The guide to instructor-base

All models
HKU NLP / instructor-base

HKU NLP / instructor-base

AI Model Milvus Integrated

Task: Embedding

Modality: Text

Similarity Metric: Cosine

License: Apache 2.0

Dimensions: 768

Max Input Tokens: 512

Price: Free

Introduction to the Instructor Model Family

The Instructor model by NKU NLP is a text embedding model fine-tuned with instructions. It creates task-specific embeddings (for classification, retrieval, clustering, text evaluation, etc.) across various domains (like science and finance) by just providing task instructions—no extra fine-tuning is needed.

Figure How the Instructor Model works

Figure: How the Instructor Model works (image by NKU NLP)

The Instructor model comes in three variations: instructor-base, instructor-xl, and instructor-large. Each version offers different levels of performance and scalability to suit various embedding needs.

Introduction to instructor-base

instructor-base is the smallest variant of the Instructor model family, designed to balance efficiency and performance. It’s ideal for tasks that require high-quality text embeddings with a lower computational footprint.

Comparing instructor-base, instructor-xl, and instructor-large

Feature	instructor-base	instructor-large	instructor-xl
Parameter Size	86 million	335 million	1.5 billion
Embedding Dimension	768	768	768
Avg. MTEB Score	55.9	58.4	58.8

How to create embeddings with instructor-base

There are two primary ways to generate vector embeddings:

PyMilvus: the Python SDK for Milvus that seamlessly integrates the instructor-base model.
Instructor library: the Python library InstructorEmbedding.

Once the vector embeddings are created, they can be stored in Zilliz Cloud (a fully managed vector database service powered by Milvus) and used for semantic similarity search. Here are four key steps:

Sign up for a Zilliz Cloud account for free.
Set up a serverless cluster and obtain the Public Endpoint and API Key.
Create a vector collection and insert your vector embeddings.
Run a semantic search on the stored embeddings.

Create embeddings via PyMilvus

from pymilvus.model.dense import InstructorEmbeddingFunction
from pymilvus import MilvusClient

ef = InstructorEmbeddingFunction(
    "hkunlp/instructor-base", 
    query_instruction="Represent the Wikipedia question for retrieving supporting documents:", 
    doc_instruction="Represent the Wikipedia document for retrieval:")

docs = [
   "Artificial intelligence was founded as an academic discipline in 1956.",
   "Alan Turing was the first person to conduct substantial research in AI.",
   "Born in Maida Vale, London, Turing was raised in southern England."
]
# Generate embeddings for documents
docs_embeddings = ef.encode_documents(docs)

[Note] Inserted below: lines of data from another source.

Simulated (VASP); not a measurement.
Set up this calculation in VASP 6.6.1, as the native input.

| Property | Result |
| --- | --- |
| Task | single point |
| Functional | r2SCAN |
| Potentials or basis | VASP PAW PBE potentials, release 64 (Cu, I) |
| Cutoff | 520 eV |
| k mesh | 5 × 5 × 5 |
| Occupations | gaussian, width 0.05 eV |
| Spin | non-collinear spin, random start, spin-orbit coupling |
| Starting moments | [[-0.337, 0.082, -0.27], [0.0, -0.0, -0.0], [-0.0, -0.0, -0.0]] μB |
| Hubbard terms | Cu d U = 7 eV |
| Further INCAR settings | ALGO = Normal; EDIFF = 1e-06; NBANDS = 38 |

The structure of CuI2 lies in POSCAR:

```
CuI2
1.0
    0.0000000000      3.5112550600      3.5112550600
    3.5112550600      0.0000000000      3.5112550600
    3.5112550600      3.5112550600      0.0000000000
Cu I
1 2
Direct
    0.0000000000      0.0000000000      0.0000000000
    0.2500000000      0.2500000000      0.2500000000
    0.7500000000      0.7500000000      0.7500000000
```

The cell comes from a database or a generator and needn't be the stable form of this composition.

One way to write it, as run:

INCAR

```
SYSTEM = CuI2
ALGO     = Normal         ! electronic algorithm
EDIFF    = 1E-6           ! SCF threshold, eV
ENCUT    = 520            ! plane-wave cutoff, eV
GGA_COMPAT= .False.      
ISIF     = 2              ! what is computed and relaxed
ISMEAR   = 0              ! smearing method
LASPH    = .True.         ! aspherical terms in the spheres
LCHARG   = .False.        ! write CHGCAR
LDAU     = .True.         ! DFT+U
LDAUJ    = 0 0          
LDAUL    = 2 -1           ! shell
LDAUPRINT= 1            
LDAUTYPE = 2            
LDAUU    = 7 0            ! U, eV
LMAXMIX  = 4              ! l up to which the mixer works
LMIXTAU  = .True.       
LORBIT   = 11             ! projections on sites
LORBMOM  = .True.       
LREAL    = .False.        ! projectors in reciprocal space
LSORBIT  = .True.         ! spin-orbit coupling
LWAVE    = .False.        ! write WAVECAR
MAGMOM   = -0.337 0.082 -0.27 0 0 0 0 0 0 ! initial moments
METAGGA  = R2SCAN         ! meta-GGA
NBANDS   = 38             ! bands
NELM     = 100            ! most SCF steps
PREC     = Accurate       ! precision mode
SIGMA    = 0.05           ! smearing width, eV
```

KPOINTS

queries = ["When was artificial intelligence founded",
          "Where was Alan Turing born?"]

# Generate embeddings for queries
query_embeddings = ef.encode_queries(queries)

client = MilvusClient(
    uri=ZILLIZ_PUBLIC_ENDPOINT,
    token=ZILLIZ_API_KEY)
    
COLLECTION = "documents"
if client.has_collection(collection_name=COLLECTION):
    client.drop_collection(collection_name=COLLECTION)
client.create_collection(
    collection_name=COLLECTION,
    dimension=ef.dim,
    auto_id=True)

for doc, embedding in zip(docs, docs_embeddings):
    client.insert(COLLECTION, {"text": doc, "vector": embedding})

results = client.search(
    collection_name=COLLECTION,
    data=query_embeddings,
    consistency_level="Strong",
    output_fields=["text"])

Generate vector embeddings via InstructorEmbedding Library

from InstructorEmbedding import INSTRUCTOR
from pymilvus import MilvusClient

model = INSTRUCTOR('hkunlp/instructor-base')

docs = [["Represent the Wikipedia document for retrieval: ", "Artificial intelligence was founded as an academic discipline in 1956."],
        ["Represent the Wikipedia document for retrieval: ", "Alan Turing was the first person to conduct substantial research in AI."],
        ["Represent the Wikipedia document for retrieval: ", "Born in Maida Vale, London, Turing was raised in southern England."]]
# Generate embeddings for documents
docs_embeddings = model.encode(docs, normalize_embeddings=True)


queries = [["Represent the Wikipedia question for retrieving supporting documents: ", "When was artificial intelligence founded"],
           ["Represent the Wikipedia question for retrieving supporting documents: ", "Where was Alan Turing born?"]]
# Generate embeddings for queries
query_embeddings = model.encode(queries, normalize_embeddings=True)

# Connect to Zilliz Cloud with Public Endpoint and API Key
client = MilvusClient(
    uri=ZILLIZ_PUBLIC_ENDPOINT,
    token=ZILLIZ_API_KEY)

COLLECTION = "documents"
if client.has_collection(collection_name=COLLECTION):
    client.drop_collection(collection_name=COLLECTION)
client.create_collection(
    collection_name=COLLECTION,
    dimension=768,
    auto_id=True)

for doc, embedding in zip(docs, docs_embeddings):
    client.insert(COLLECTION, {"text": doc, "vector": embedding})
    
results = client.search(
    collection_name=COLLECTION,
    data=query_embeddings,
    consistency_level="Strong",
    output_fields=["text"])